10 March 2022, The Tablet

German bishop brings synodal demands to Pope


Bode spoke first with the heads of the Vatican dicasteries and then with Pope Francis in a private audience.


German bishop brings synodal demands to Pope

Bishop Georg Bätzing, president of the German bishops' conference, celebrates Mass during the third Synodal Assembly in Frankfurt Feb. 4, 2021.
CNS photo/Julia Steinbrecht, KNA

The vice-president of the German bishops’ conference has met with the Pope to discuss the demands of the German synod. 

Bishop Franz-Josef Bode of Osnabrück, spent five days in the Vatican at the end of February expounding on the demands for church reform that are being debated at the German synodal procedure.

He spoke first with the heads of the Vatican dicasteries and then with Pope Francis in a private audience.

It was most important that the German Church intensify its talks with the Vatican authorities, he told the Osnabrück church paper Kirchenbote on his return. “You can talk to Rome. In future, we must try harder to seek dialogue and talk together.”

He had discussed the hot-button issues that were on the German Church’s synodal procedure’s agenda like the  sexual morality, women’s role in the Church and the priestly ministry in all his meetings, he said. “A few years ago it would have been quite unthinkable for a Catholic bishop to speak out openly about such desires for church reform in the Vatican,” Bode said.

The cardinals and the Pope had encouraged him to bring up the German reform issues at the worldwide synodal process. 

He had received “no halt signs, commands, condemnations or threats,” although it was “no secret” that many curia figures had difficulties with the German Church’s demands. 

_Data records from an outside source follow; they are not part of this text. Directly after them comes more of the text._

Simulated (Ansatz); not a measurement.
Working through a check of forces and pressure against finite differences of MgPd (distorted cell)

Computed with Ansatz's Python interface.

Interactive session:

The climax of his visit had been his private audience with Pope Francis. He had been able to discuss even controversial issues quite openly. He had, for instance, told the Pope that as far as women’s ordination was concerned, the German Church wanted “to keep the discussion open” and that Pope St John Paul II’s stance on the subject was less and less understood amongst the faithful.

Bishop Bode also raised homosexuality, the nature of the priesthood and the high number of people leaving the Church in his meeting with the Pope. Francis did not take a clear position on any questions, he said, but made it clear in his reactions that it was important to stay close to people.